To crux of the optimization lies in trading waiting for random io for fast sequential IO. Turned out that my patch worked great if windows prefetch wasn’t trying to help (ie firefox ran faster without prefetch on my test systems). With prefetch on, the patch was either a smaller win or a downright loss. When I dug in deeper, it turned that the Windows Prefetch helpfully spends 3-6 seconds doing IO before any Firefox code gets to run. It also doesn’t read in a very clever pattern, resulting in a very small speed up for Firefox, but preventing my exciting optimization.

So I curled up into my defeated fetal position and pondered on how would I prevent Windows Prefetch from being so “helpful”. One way would be to install some crapware to cripple prefetch (kidding!), another way is to do the sequential IO in a separate executable(ala run-mozilla.sh on Unix). This way Windows doesn’t try to do insane amounts of IO before my preloading logic gets to run. This seems to work (see wrapper.exe talk in the bug) and has potential to double Firefox startup times. It’s also ugly as sin, but if that’s what it takes…
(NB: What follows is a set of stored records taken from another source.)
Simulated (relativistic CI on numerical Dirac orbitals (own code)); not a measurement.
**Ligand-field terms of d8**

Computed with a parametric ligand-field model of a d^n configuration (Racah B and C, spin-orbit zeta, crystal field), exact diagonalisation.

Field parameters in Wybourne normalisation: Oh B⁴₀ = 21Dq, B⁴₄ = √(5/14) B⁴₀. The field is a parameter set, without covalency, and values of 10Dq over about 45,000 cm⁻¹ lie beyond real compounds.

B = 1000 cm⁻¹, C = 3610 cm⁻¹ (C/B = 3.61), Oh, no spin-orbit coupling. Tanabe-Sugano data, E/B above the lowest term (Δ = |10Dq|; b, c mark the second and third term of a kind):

So now I need more reports to make sure the executable wrapper approach reliably/significantly speeds up cold(post-reboot) startup. Then we can make a decision on how to integrate this into Firefox. But until we have all the data, please don’t jump to conclusions on what will and wont make Firefox 2x faster.

Builtin Startup Measurement

I got used to measuring startup the complicated way (example here). It’s complicated enough that many people prefer to use stopwatches.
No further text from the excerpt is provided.